Hope by Karen Dicdican: an AnalysisPosted: February 16, 2012
(this time let me share a poem I didn’t write, but something I’m still very proud of. It’s by Karen Dicdican, a dear friend and daughter-figure of mine, and it’s her first published work! What follows is my reading of the poem, in which I use the combination of the formalism and stylistics I have been accustomed to using in making literary readings. )
Beneath the threads of
Silver linings, pins of stars
sought to string
these stars together
But the beads would not budge.
bound as a knot.
The main image of the poem is the personification of Hope, and it is that personification’s narrative which dominates the poem. The narrative is parsed into three scenes, each one allotted a stanza. Each stanza (and thus each scene) begins with the word “hope,” and the tendency to “begin with hope” in things is implied. With the word evoking its meaning, the reader is invited to feel hope upon reading the word “hope” at the beginning of each stanza.
The first stanza establishes the personification when hope is given the action “sat down” in the second line, an action only attributed to humans – with the first two lines the “magic” which Don Pagusara argues is the essence of good poetry happens, the reader’s expectation of an abstract concept is set aside for the unexpected personification. The third line has existential connotations: solitude and there-being. The “hope” character can thus also be a human being, one who has hope as she is contextualized as an individual in a particular here. The “here” being referred to is further qualified by describing it as “beneath the threads of silver linings,” a metaphor that demands the reader to go to the symbolic level. First off, we need to paint the picture: the character is sitting beneath the threads of silver linings, and the image that comes to our mind is a meteor shower, with the contrails of the meteors forming thread-like images. Then, we need to point out that “silver linings” is allusive to the common proverb “behind every cloud is a silver lining,” thus lending the phrase “silver lining” the meaning of hope and opportunity. In this sense, “hope,” or rather the subject which is hoping, is sitting under threads of silver linings, i.e., sitting beneath the given-ness of a hopeful disposition. Ere we delve too deep into this meaning, the poem returns us to the literal image with “pins of stars,” but does so by kicking off to another metaphor.

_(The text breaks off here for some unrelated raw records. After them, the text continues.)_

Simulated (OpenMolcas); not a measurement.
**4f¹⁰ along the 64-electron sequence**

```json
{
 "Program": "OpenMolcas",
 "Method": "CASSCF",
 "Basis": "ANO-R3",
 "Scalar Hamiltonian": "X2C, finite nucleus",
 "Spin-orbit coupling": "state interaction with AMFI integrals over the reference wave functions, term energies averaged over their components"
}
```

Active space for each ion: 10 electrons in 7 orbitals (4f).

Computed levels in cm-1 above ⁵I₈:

And that metaphor is developed in the second stanza. Hope is portrayed as seeking to “string these stars together,” an image strengthened if we were to see the stars as pins. Though it is not explicitly stated, the “threads of silver linings” could readily be used to string these stars – every image is woven together (pardon the pun)! Here I contend is the most poetic part of the poem, for the reader is forced to depart from literal meaning by the semantic deviation involved and compelled to be writerly as a reader and imagine a deeper meaning in the statement. Stars have historically been said to influence the course of events (hence such occult endeavors as astrology). In that sense then seeking to “string the stars together” means being able to take control of events. Again, we must return to the emphasis of hope, and we can further add that it is the hopefulness of the individual which seeks to take control. And being hopeful, this part of the poem feels highly optimistic and dynamic, emphasized by the flowing characteristic of the oft repeated /s/ sound, which is a sibilant. the repetition also mimics the rythmic fluidity of the act of stringing. But this fluid flow is immediately stopped by the end of the stanza “but the beads would not budge.” The act of stringing was interrupted, and the flowing /s/ is interrupted by the plosive quality of the repeated/b/.
The third stanza is the climax of the poem. This is first emphasized by a break from the established parallel structure of “hope verbed,” when the word “frustrated,” an adjective, followed instead. There is a repetition of the fricative /f/ sound, which also sounds fluid like /s/ but not as fluid because of its labiodental nature (the lower lip covers the mouth, making for less air in articulation). This mimics the semi-fluidity in an attempt to unbound a knot. But the poem ends first with another /b/ in “bound,” then finally with the plosive /t/, which is not even aspirated because it is at the end, making for even less air and this less fluidity. The knot that gets in the way of trying to “string the stars together ” (take control of events) is Fate.
The poem, both on the literal and on the stylistic level, is a very fatalistic poem.